The updated skill routes CUDA and Triton tuning through experience/:
| Path | Role |
|---|---|
experience/cuda/CUDA.md |
CUDA strategies organized by memory, compute, latency, and occupancy bottlenecks |
experience/triton/TRITON.md |
Triton strategies for memory access, compute, pipelining, autotuning, and launch/grid choices |
experience/learned/LEARNED.md |
Rules for recording, querying, merging, syncing, and summarizing optimization outcomes |
experience/learned/scripts/experience_log.py |
CLI for add, recommend, search, list, merge, sync, and stats |
reference/hypothesis.md |
Required Hypothesis / Rationale / Expected format and one-variable rule |
Before writing code for a new version, the skill queries learned experience:
python $SKILL_ROOT/experience/learned/scripts/experience_log.py recommend \
--kernel <kernel_type> --backend <cuda|triton> --chip <sm_XX> --bottleneck <type>After each iteration, it records the outcome. At the end, it runs sync and stats before generating final_report.md and benchmark.md.

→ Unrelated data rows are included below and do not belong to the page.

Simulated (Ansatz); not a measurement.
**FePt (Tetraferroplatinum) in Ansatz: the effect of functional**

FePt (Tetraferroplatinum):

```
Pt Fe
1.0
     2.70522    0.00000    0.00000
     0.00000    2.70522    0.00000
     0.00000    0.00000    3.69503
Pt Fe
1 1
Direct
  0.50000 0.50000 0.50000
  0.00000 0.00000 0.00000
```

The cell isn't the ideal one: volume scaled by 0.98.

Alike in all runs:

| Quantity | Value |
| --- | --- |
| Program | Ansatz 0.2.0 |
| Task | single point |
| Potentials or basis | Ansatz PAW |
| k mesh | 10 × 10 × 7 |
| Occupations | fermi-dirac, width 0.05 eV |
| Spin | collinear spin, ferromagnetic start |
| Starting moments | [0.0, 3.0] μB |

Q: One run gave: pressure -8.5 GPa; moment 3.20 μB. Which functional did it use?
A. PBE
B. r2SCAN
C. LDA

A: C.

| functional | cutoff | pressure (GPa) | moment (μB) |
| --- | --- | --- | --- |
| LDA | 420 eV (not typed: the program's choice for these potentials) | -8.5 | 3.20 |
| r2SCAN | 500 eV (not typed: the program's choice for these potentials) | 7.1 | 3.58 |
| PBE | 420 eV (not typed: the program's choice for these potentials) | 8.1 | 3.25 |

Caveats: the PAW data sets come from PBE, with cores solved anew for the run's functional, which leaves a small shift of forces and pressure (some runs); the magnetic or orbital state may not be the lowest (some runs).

Full optimization walkthroughs (source code, NCU metrics, per-iteration hypotheses, final reports, and benchmarks) are in demo/DEMO.md.
| Case | Shape | Best Version | Iteration Speedup | Best Version vs PyTorch Eager |
|---|---|---|---|---|
| Softmax (CUDA) | N=4096, D=4096 | v2 | 11.72x | 2.73x faster |
| GEMM (CUDA) | M=K=N=1024 | v5 | 1.80x | 0.37x (slower than PyTorch/cuBLAS) |
| MHA (CUDA) | N=512, d=1024, h=16 | v5 | 8.90x | 0.47x (slower than PyTorch) |
| GEMM (Triton) | M=K=N=1024 | v5 | 1.02x | 1.27x faster |
| MHA (Triton) | N=1024, d=1024, h=16 | v5 | 731x | 4.76x faster |
| Softmax (Triton) | N=1024, D=1024 | v0 | 1.00x (v0 already best) | 1.88x faster |